“They Had Been with Jesus”Categories: Bulletin Articles, M. W. Bassford
Acts 4:5-13 recounts a fascinating series of events. The Sanhedrin summons Peter and John, a couple of uneducated Galilean fishermen, and demands that they give an account of themselves. However, rather than trembling before the majesty of the high court, Peter delivers one of the most impressive counterpunches in the Bible. He points out that a) he and John are being treated as criminals for the “crime” of healing a lame man, b) and they healed him by the authority of Jesus Christ, c) whom this same Sanhedrin had crucified.
Ouch. In about three sentences, the Jewish leaders go from being in control of the situation to looking like villains and fools. They reached out to poke the bunny and drew back a bloody stump.
V. 13 offers a fascinating insight into their reaction. They are first of all appalled at Peter and John’s boldness. Then, they recognize both of them as having been with Jesus.
It’s possible that this recognition was based on purely physical characteristics. More likely, though, the leaders recognized them because they acted like Jesus. They had learned from Him to speak with wisdom and confidence that the enemies of the gospel could not refute. Only the Master could have taught them that!
Today, do the people we talk to recognize that we have been with Jesus? The difference between us and worldly people should be conspicuous. We live in a time when people are corrupt, contentious, selfish, hateful, and foul-mouthed. Someone who has sat at the feet of the Teacher will be none of those things. The disciple of Jesus is holy, peacemaking, selfless, loving, and gracious in speech. If we have been with Jesus, when we walk away from the checkout line at Wal-Mart, the cashier will be smiling.
Does our online presence make it obvious that we have been with Jesus? Heaven knows that all the worst characteristics of human speech are distilled by social media! Sadly, I know far too many Christians who are gracious and kind in person but rancorous and contemptuous on Facebook. If we have been with Jesus, we will recognize the temptation that these platforms offer and govern our speech accordingly. Rather than fanning the flames of controversy, we will give a blessing, even to others thousands of miles away.

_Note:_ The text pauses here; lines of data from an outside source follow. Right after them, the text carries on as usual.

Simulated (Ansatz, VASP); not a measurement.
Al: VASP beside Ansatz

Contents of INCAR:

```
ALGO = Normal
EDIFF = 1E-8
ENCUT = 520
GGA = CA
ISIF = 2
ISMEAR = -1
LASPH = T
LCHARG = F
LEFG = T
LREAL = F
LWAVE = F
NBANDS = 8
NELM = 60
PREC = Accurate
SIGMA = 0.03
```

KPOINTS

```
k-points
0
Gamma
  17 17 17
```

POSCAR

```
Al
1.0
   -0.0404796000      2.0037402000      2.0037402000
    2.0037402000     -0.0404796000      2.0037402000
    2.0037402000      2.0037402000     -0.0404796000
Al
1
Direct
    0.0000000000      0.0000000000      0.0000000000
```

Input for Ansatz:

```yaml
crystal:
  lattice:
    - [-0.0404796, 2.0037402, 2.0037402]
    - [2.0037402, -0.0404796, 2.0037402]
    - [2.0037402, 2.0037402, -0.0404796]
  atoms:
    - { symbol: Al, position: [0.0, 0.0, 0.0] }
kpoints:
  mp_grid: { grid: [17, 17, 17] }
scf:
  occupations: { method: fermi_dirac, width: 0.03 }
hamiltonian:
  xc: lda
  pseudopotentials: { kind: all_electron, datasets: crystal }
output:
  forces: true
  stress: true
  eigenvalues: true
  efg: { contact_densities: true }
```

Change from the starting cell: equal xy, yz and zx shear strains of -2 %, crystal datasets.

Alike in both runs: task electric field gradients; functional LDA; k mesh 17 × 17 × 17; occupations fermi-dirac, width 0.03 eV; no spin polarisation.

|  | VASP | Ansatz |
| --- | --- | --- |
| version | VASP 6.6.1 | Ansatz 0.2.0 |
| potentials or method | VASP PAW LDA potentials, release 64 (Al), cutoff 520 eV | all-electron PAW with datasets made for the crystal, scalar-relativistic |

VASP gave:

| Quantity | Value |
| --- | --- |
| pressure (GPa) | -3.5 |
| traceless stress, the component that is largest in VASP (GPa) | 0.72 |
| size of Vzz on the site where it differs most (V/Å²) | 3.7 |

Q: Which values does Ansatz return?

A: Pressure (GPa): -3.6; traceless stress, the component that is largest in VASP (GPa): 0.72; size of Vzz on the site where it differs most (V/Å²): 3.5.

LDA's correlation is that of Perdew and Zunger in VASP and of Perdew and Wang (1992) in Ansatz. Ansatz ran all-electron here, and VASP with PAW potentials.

Finally, does our boldness in the proclamation of the gospel show that we have been with Jesus? Often, we don’t take the opportunities that are before us because we are afraid. Peter and John were literally on trial. They had every reason to be afraid, but they had been with Jesus. His spirit in their hearts drove away fear and emboldened them to tell the truth that needed to be heard.
We ought to be all these things, but if we aren’t, the solution is obvious. Be with Jesus! Spend time learning about His will, both in and outside of the assembly. Seek Him in prayer. The more we are with Him, the more evident He will become in every aspect of our lives.